The First Theatre of Athens

This theatre is the most prestigious of the two, as it was here that classical works by the most famous Greek poets, Sophocles, Euripides, Aeschylus and Aristophanes were performed for the first time in the 5th Century B.C.

The Theatre of Dionysos

Legend tells us that in 534 B.C. the Attican actor and poet Thespins performed for the first time in Athens. Though only fragments remain of his work, he lives on to this day in the word “thespian”.

Before the development of the ancient theatre at this site, there was already a sanctuary that was dedicated to Dionysus Eleftherius, which was constructed in the 6th Century BC during the rule of Peisistratos.

The original theatre and stage would have been constructed of a simple wooden structure, with stones seats. It was in approximately 330 BC that the stage was replaced with a stone one. These changes also led to an alteration of the orchestra, which until then had been round. The orchestra was actually the area on which the chorus danced around, and not an orchestra as in the sense we would think of today.

The shape of the theatre and it's positioning against the face of the Acropolis, meant that it was ideal for acoustics. The theatre was able to hold close to 17,000 spectators, which was considerably more than the theatre of Epidaurus in the Peloponnese which held approximately 12,000. These 17,000 spectators would have been seated in 64 rows, divided into three tiers, around the stage area of the theatre. However, only 25 rows of these remain. Spectators at the time would have brought with them their own cushion.

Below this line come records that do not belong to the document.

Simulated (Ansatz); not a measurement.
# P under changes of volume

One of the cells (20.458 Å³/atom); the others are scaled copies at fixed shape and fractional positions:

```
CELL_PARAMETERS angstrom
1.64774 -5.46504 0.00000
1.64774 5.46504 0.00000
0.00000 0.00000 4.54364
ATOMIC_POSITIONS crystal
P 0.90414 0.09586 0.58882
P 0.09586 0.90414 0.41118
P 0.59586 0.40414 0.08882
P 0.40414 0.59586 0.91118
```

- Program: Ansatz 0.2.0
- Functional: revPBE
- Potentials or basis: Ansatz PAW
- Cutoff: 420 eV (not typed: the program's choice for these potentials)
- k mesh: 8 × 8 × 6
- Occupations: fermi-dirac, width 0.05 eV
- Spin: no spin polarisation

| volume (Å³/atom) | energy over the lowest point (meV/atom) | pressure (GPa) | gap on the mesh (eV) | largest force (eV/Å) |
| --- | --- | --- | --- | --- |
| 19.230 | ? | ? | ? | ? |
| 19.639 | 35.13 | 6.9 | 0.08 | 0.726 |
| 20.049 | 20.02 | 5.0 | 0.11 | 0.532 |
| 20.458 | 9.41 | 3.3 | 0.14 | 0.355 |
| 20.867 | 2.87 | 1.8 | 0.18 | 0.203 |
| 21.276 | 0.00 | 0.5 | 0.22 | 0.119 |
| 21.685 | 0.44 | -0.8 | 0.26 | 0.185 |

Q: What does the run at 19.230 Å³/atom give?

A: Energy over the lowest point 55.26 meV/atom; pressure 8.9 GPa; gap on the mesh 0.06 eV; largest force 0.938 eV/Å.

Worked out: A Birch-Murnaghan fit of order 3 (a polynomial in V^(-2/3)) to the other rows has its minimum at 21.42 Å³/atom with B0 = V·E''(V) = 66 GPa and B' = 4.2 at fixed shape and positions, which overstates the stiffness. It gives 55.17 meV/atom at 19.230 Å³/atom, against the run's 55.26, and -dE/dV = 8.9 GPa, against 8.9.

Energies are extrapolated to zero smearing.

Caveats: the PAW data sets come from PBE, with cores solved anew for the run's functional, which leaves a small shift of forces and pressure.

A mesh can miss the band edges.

Dionysos Theatre on the Acropolis South Slope

The most notable seats that can be seen today are the ones closest to the stage. These seats can actually be described as marble thrones, and were reserved for officials or VIPs attending the performance. The Dionysos priest would have sat in the middle, which was the finest seat in the entire theatre. This seat was embellished with satyr reliefs as well as several animals. On the right of the priest, the Delphic Oracle would have been seated.

Though visitors to the theatre today may be slightly disappointed with its condition when compared to other ancient theatres around Greece, this is one of the most significant in the country. It's role in ancient Athens was on immense importance, and with a little imagination, one can picture the setting for the performances by the Greek poets and writers all those years ago.